Guardian Media Group reports smaller losses, plans to sell interest in Top Right Group
Digital revenue rose 20 percent to £82.1 million as the brand’s audience grew; Guardian US newsroom vote unanimously to unionize through the News Media Guild
The Guardian Media Group today reported full year digital ad sales had increased 20 percent to £82.1 million as the company reported a loss of £17.6 million, though that loss was £8.5 million less than the same period a year ago.
“We would like to thank the News Media Guild and the Communications Workers of America for their invaluable help, advice and support,” the staff said in a statement. “Furthermore, we greatly appreciate the support shown by our unionized editorial colleagues in the UK and Australia, where the Guardian has a strong history of working in partnership with its unions.”
“This is a big day not only for the writers and staff members at The Guardian US but for the news industry as a whole,” said Bernard Lunzer, President of The NewsGuild-CWA. “Digital media is growing up, and it’s time our digital reporters received the same benefits and protections as their print media colleagues.”
The move to unionize is likely more symbolic than anything else. The days of twice a year, across-the-board raises are long past (the last such raises I experienced was at Hearst in the ’80s). Instead, the move reflects a belief that it is easier move management to create and maintain better office working conditions when the staff speaks with one voice.

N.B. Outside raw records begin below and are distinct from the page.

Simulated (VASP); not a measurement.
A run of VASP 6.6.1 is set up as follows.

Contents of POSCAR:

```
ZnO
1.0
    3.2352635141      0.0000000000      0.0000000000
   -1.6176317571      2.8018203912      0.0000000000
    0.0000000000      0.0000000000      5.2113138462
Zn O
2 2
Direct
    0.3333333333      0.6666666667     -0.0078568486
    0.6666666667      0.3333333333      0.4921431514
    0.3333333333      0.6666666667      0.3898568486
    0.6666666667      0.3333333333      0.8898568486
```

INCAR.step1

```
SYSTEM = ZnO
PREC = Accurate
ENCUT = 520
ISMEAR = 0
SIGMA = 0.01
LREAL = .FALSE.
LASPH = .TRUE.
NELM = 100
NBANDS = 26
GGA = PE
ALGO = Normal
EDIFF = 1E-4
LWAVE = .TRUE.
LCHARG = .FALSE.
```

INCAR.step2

The newspaper company is also looking to exit its Top Right Group investment. Top Right, formerly known as Emap, is a UK B2B publisher which is owned by the private equity company Apax Partners and the Guardian Media Group which acquired the company in 2008. Top Right titles include Architectural Review and Broadcast. Because of the company’s debt load, a sale of the Guardian’s interest probably would only net them £250 million, according to the Guardian’s own report.
Here is the Guardian Media Group’s latest earnings announcement:
London, England – July 30, 2015 — Guardian Media Group today announced increased full-year sales, sharply higher digital revenues and reduced losses from continuing operations in the 12 months ending 29 March 2015.
- Group revenue  2015: £214.6m (2014: £209.0m)
- Guardian News Media (GNM) digital revenue  2015: £82.1m (2014: £68.3m)
- GNM underlying EBITDA 2015: £(19.1m) (2014: £(19.4m))
- PBT including discontinued operations 2015: £(17.6m) (2014: £549.2m)
- PBT from continuing operations 2015: £(17.6m) (2014: £(26.1m))
- Cash and investment fund 2015: £838.3m (2014: £842.7m)
Digital revenues at Guardian News & Media, the Group’s core business, jumped 20% to £82.1m as the Guardian’s year-end online audience reached 127 million monthly unique browsers, up from 102.3 million in March 2014.
Group revenues also rose 3% to £214.6m – the third consecutive year of growth.
Neil Berkett, chair of GMG, said:
“These full-year financial results show that the Group is on the right track by increasing revenues and narrowing our underlying operating loss. This is a very creditable performance following the transformation of our balance sheet, which was strengthened significantly by the disposal in 2014 of our stake in Trader Media Group.”
David Pemsel, who succeeded Andrew Miller as GMG chief executive on July 1 2015, added:
“These results give us the confidence to invest further in the world-class journalism, digital innovation and growing international readership which has made the Guardian such a powerful global brand. That, in turn, will help deliver long-term financial and editorial sustainability.”
As forecast in this year’s trading update, Group losses from continuing operations narrowed by £8.5m year-on-year, whilst underlying operating losses at GNM improved by £0.3m, reflecting continued investment in developing the business. At the pre-tax level, the Group reported a loss of £17.6m, compared with a profit of £549.2m in the prior reporting period – a year which included profits attributable to GMG’s 50.1% stake in Trader Media of £575m.
The figures include contributions from Top Right Group, the media joint venture of which GMG owns 33.1%.
Following the Trader Media Group disposal, GMG’s cash and investment fund stood at £838.3m at the financial year-end. In the period, investment fund growth of £54.9m almost completely offset the cash outflow to fund GMG’s operating activities.
Neil Berkett concluded:
“GMG will continue to innovate and expand internationally in the year ahead. This will include growth in our membership scheme and digital presence. Our ambitious programme will coincide with continuous cost discipline throughout the current financial year.”
 2014 and 2015 have been restated to exclude Guardian Digital Agency (GDA). GDA was sold in July 2014.
 ABC March 2015. (That figure has now reached 130.9m unique monthly browsers according to the latest Digital ABC figures from June 2015.)